"Secret strategy for Camilla to go public," proclaimed one headline. Another told a different story: "Prince cannot wed Camilla, says vicar." After a week in which the British newspapers have been filled with photographs of Princess Diana on holiday in the south of France, their attention switched to last night's 50th birthday celebrations of Mrs Camilla Parker Bowles, the woman described as "the future Queen."
The 80 guests at a marquee on the grounds of the Prince of Wales's home at Highrove, Gloucestershire, were sworn to secrecy - her former husband, Brig Andrew Parker Bowles, was among them. The assembled press was reduced to peeping over the hedgerows and speculating on an evening it regarded "as one of profound constitutional import."

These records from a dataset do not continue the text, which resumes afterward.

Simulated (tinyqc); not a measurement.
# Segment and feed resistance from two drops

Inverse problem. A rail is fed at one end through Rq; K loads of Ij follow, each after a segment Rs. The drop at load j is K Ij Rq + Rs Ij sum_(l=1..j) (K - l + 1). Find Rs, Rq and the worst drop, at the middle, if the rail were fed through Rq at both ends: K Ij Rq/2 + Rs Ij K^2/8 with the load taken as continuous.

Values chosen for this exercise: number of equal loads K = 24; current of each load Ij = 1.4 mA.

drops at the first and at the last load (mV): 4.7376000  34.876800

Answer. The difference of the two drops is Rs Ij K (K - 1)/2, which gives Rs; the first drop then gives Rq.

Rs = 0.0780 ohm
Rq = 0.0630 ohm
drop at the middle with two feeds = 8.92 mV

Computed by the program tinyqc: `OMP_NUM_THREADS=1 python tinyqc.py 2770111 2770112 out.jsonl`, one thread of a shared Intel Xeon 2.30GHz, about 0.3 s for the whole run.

But it seems that despite attempts by Prince Charles to keep the relationship out of the public eye, British opinion is beginning to warm to the idea of the couple appearing in public.
According to a poll in the Mirror last week, 68 per cent of the British public now support the idea of the couple being married. However, opposition to Mrs Parker Bowles sitting on the British throne is still strong.
But Mrs Parker Bowles did not have to wait long before the critics came out of the woodwork. Even the prince's local vicar denounced the relationship. If Prince Charles married Mrs Parker Bowles, "he would be an unrepentant adulterer," announced a highly agitated Rev John Hawthorne. The Vicar of Tetbury said he had decided to break his silence when the prince announced his plans to celebrate her birthday at Highgrove.
"I do not see how he could be Defender of the Faith of a church whose laws, rules and teachings he is ignoring, being an admitted adulterer, perhaps unrepentant," he declared. "And certainly if he marries Mrs Parker Bowles he would be an unrepentant adulterer."
Despite the opinion polls, there is still the question of "the nightmare scenario" - the couple being booed or ridiculed in public. For the Prince of Wales and Mrs Parker Bowles, risking the nightmare scenario might be a step too far.